Originally posted on Kate Belgrave

In the last couple of weeks, I’ve been attending leafleting sessions outside jobcentres with the Kilburn Unemployed Workers’ Group and talking to people on JSA about their experiences as they sign on. We’ve been talking to people about sanctions, about being spoken down to by staff and having to walk on eggshells or risk being sanctioned, about relying on the jobcentre for JSA payments between short-term, low-paid jobs and about pointless work programme courses. I’ve posted some transcripts from today’s discussions below.

This morning, we were outside the Neasden jobcentre. It was freezing cold and there was a nasty, biting wind and a number of people we spoke to looked cold and shaky because they were not dressed warmly enough for the weather. I know we hear a great deal about life on JSA being a rort and people on benefits enjoying TV and cigarettes and long days lying around in the sun and all the rest of it, but it never looks that great when I see it.

People talk about having to go weeks without money and being forced to grovel and fawn to staff to avoid being sanctioned, and about the terror of putting the card into the cash machine and finding that no money comes out because you’ve been sanctioned after all. And in this rubbish weather, they look cold.

This is the punishment you get these days for the crime of being unemployed and not rich. You are utterly powerless. You’re on the receiving end of everything. You have to put up with everyone’s crap. Of course – things are very different if you’re rich and connected. Life generally is very different if you’re rich and connected. Very different. If you’re Chris Huhne, for example, you get your media-class buddies to give you a column at the Guardian when you leave prison. If you’re Maria Miller, you help yourself to £90k from the taxpayer and claim that little earner was totally above board. If you’re Nadhim Zahawi, you charge the taxpayer to heat your horses’ stables. These people genuinely believe that it’s the rest of us who are out of line. That’s the part that really gets me.

Most of the people we spoke to this morning were forced to collect JSA between low-paid and insecure jobs, or to subsidise low-paid and insecure jobs – something that ought to concern everyone who relies on a wage to pay the bills. One of the women, Noreen, talked about finding work on “lucky days.” She meant that she found work by herself on days when her luck was in and she managed to talk to the right people, not because there was any system in place to help her. Pity she doesn’t have as many lucky days as Chris Huhne.

I’ve been speaking to people for a couple of weeks now and have yet to find anyone who has found work through their jobcentre. Everyone talks about finding work themselves. These jobcentres are an exercise in degradation and futility. People don’t go to their jobcentre because they believe that someone will help them find a job. They go there to present meaningless “evidence” of a fortnight’s jobsearch activity and to sit very still and silently during interviews with jobcentre staff in the hope that they’ll avoid a sanction. “They’re about stressing people out and raising your blood pressure and they are there to give you a heart attack,” Noreen told us this morning. Can’t help thinking that is the point of the exercise as far as Iain Duncan Smith is concerned.
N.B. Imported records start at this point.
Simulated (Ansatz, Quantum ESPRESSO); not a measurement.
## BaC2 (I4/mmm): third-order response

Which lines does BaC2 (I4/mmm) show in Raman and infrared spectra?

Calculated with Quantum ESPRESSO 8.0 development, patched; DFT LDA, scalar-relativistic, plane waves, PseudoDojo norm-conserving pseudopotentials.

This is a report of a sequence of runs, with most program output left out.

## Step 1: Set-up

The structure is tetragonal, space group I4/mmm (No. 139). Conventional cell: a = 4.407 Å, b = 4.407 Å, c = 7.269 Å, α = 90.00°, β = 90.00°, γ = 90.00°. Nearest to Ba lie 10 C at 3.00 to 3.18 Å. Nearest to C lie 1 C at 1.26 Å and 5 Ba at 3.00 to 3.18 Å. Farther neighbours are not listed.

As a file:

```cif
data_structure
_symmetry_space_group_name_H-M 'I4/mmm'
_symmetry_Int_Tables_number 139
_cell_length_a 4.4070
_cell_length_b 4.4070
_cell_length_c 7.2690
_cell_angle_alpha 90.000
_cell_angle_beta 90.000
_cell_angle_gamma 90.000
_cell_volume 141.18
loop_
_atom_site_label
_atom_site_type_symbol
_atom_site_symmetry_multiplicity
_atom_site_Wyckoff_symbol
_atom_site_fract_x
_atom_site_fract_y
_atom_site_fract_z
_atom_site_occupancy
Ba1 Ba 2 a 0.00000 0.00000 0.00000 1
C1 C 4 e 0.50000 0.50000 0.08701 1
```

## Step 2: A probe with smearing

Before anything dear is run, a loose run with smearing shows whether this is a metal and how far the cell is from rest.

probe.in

Anyway – here are a couple of people who sign on at Neasden jobcentre. I’m changing the names for these, because I don’t want jobcentres getting fancy ideas about sanctioning people who dare to share their views in public. I won’t respond well if I hear that is happening. People who are on JSA have every right to share their views and I’ll keep posting their views because of that.

Noreen, in her late 40s. Has been out of work for about 18 months, with a spell of short-term work over Christmas.

“I’ve been on the work programme for two weeks – it was writing your CV, learning how to attach your CV to an email. But I can do that. It was to build your confidence. But what I need to do is find a job. I want just a job, any job. Any job that means I don’t have to come here [to the jobcentre].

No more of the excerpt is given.